A specified query statement is executed at the specified check frequency based on the specified time range to query data. The query result is used and calculated as a parameter in the trigger condition. If the calculation result of the trigger condition is true, an alert is triggered. This topic describes the timeliness of alert monitoring.

The timeliness of alert monitoring has the following features:
  • When you create an alert monitoring rule, we recommend that you do not set the time range for a query to the same relative time that is specified for the Check Frequency parameter.

    For example, the time range is set to 1 Minute(Relative), and the Check Frequency parameter is set to Fixed Interval 1 Minutes.

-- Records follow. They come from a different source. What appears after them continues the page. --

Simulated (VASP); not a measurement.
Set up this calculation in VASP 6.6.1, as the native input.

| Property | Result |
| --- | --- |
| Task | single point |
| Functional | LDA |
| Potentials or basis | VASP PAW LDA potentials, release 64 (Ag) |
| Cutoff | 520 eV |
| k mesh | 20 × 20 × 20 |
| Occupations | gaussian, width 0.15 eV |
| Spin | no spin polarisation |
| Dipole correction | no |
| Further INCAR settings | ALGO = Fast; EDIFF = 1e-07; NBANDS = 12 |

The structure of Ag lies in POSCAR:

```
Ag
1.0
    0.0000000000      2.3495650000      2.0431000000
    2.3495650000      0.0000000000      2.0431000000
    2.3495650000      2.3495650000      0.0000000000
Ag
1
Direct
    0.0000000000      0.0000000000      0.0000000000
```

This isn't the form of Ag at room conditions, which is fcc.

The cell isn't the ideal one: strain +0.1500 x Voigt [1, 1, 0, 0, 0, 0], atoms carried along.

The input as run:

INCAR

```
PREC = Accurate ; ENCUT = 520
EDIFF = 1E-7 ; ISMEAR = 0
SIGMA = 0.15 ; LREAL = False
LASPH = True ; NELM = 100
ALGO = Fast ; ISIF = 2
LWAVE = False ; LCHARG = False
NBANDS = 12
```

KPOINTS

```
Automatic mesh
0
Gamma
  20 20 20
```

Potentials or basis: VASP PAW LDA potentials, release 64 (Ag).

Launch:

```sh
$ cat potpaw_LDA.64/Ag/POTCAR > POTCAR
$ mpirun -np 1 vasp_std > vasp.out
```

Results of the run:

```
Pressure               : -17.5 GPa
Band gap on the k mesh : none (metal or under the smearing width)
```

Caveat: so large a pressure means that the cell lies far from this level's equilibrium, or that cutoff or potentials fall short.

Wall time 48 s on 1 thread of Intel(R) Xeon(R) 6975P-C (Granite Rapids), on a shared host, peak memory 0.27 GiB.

    In this example, the Check Frequency parameter is set to Fixed Interval 1 Minutes. After data is written to Log Service, latency exists before the data can be queried. Even if the latency is low, you may still fail to query all of the data For example, the alert monitoring rule is executed at 12:03:30 and the time range is set to 1 Minute(Relative), this indicates that the time range is [12:02:30, 12:03:30). Logs that are written to Log Service at 12:03:29 may not be queried at 12:03:30.
    • If you have high requirements on alert accuracy, such as no duplicate alerts and no missing alerts, you can set the time range to an earlier period. You can set a new time range whose start time and end time are 10 to 70 seconds earlier than the original ones. For example, the alert monitoring rule is executed at 12:03:30. In this case, you can set the time range to [12:02:20,12:03:20) that is 10 seconds earlier. This prevents missing alerts that are caused by indexing latency.
    • If you have high requirements on real-time performance, you can set the time range to an earlier period. For example, you want to receive alert notifications at once alerts are triggered regardless of duplicate alerts. In this case, you can set a new time range whose start time is 0 to 70 seconds earlier than the original one. For example, the alert monitoring rule is executed at 12:03:30. You can set the time range to 70Seconds(Relative), this indicates that the time range is [12:02:20,12:03:30).
  • When the logs that are generated at different points in time within the same minute are written at the same time, an issue may occur. In this case, the indexes of the later logs may be written to the point in time of the earlier logs. This issue occurs due to the method that Log Service uses to build indexes.
    For example, the alert monitoring rule is executed at 12:03:30 and the time range is set to 1 Minute(Relative), this indicates that the time range is [12:02:30, 12:03:30). Multiple log entries are written at 12:02:50 and these log entries are generated at different points in time within the same minute, for example, 12:02:20 and 12:02:50. In this case, the indexes of these log entries may be written to the point in time 12:02:20. However, this may result in an issue that no log entries can be queried in the time range [12:02:30,12:03:30).
    • If you have high requirements on alert accuracy, such as no duplicate alerts and no missing alerts, you can set the time range to a time frame. You can set the time range to 1 Minute(Time Frame), 5 Minutes(Time Frame), or 1 Hour(Time Frame). Then, you can set the Check Frequency parameter to the same time period, for example, 1 Minutes, 5 Minutes, or 1 Hours.
    • If you have high requirements on real-time performance, we recommend that you set the time range to a specific period. The specific period includes at least the 1 minute that is earlier than the current time. This allows you to receive alert notifications at once alerts are triggered regardless of duplicate alerts. For example, the alert monitoring rule is executed at 12:03:30. If you set the time range to 90Minutes(Relative), this indicates that the time range is [12:02:00,12:03:30). Then, you can set the Check Frequency parameter to 1 Minutes.